Friday, October 14, 2016

Contrarian Philosophy of Religion Friday

If lacking the ability to do wrong thereby makes a person a robot, then the God of classical theism is thereby a robot. But if the lack of ability to do wrong does not thereby make a person a robot, then finite creaturely agents who lack such an ability are not thereby rendered robots.


Kaspian said...


I have two remarks. First, is the "lack of ability to do wrong" meant as "metaphysical impossibility to do wrong"? That would exclude not only libertarian but also compatibilist freedom in this respect.
Second, I think that the problem lies not with being able or unable to do wrong, but with being subject to moral evaluation in general. If God is not able to do wrong in the sense that it is metaphysically impossible for God to do wrong, then moral vocabulary does not apply to God. What follows is that being a person is not essentially connected to being subject to moral evaluation.

All the best,

Kaspian said...

A follow-up comment: You assertion seems to be the perfect starting point for developing a version of the argument from evil.

1. What needs to be proved, I think, is that it would be possible for God to create persons which (metaphysically) cannot do what is wrong (perhaps this ability goes hand in hand with being created).

2. The world without persons who can do what is wrong would not be a *morally* perfect world, however, it could be perfect in some other sense (perhaps in the sense that everybody in this world would enjoy the communion with God). Let's call this soteriological perfection.

3. One would have to prove then that is God can actualize the soteriologically perfect world then God does actualize it.
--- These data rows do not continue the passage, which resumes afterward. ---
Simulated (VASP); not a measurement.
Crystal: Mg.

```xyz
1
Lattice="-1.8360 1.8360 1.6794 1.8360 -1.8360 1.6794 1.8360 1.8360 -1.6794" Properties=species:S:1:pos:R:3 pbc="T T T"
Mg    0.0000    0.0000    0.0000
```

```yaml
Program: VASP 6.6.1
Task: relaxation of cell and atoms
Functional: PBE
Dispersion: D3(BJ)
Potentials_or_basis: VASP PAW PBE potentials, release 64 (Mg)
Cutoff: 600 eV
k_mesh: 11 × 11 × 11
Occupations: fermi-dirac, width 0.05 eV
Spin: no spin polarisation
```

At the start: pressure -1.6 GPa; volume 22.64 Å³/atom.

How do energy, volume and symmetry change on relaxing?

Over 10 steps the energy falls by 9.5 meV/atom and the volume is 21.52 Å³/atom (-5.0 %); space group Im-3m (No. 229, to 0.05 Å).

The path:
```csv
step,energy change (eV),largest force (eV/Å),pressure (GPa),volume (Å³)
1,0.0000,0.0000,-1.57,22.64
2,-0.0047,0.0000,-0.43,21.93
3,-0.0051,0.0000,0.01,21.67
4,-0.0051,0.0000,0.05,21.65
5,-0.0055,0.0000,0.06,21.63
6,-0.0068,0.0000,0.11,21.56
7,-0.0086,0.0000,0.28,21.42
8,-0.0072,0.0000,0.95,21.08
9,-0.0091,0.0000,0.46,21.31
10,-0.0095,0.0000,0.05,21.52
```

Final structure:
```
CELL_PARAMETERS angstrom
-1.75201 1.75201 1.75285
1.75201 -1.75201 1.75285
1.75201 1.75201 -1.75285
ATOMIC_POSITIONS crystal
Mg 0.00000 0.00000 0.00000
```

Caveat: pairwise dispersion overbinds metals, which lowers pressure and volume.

Daniel Otto Jack Petersen said...

Perhaps appeal to a distinction between Creator and creature here?

Perhaps only a Trinitarian conception of God can account for something like a real choice of loving surrender in the Godhead making the Persons of the Trinity pass the test of being non-robotic in an analagous way to humans yet divinely distinct (via analogia entis)?

(It's amusing to note that this website requires me to click a box that says 'I am not a robot' in order to post this comment!)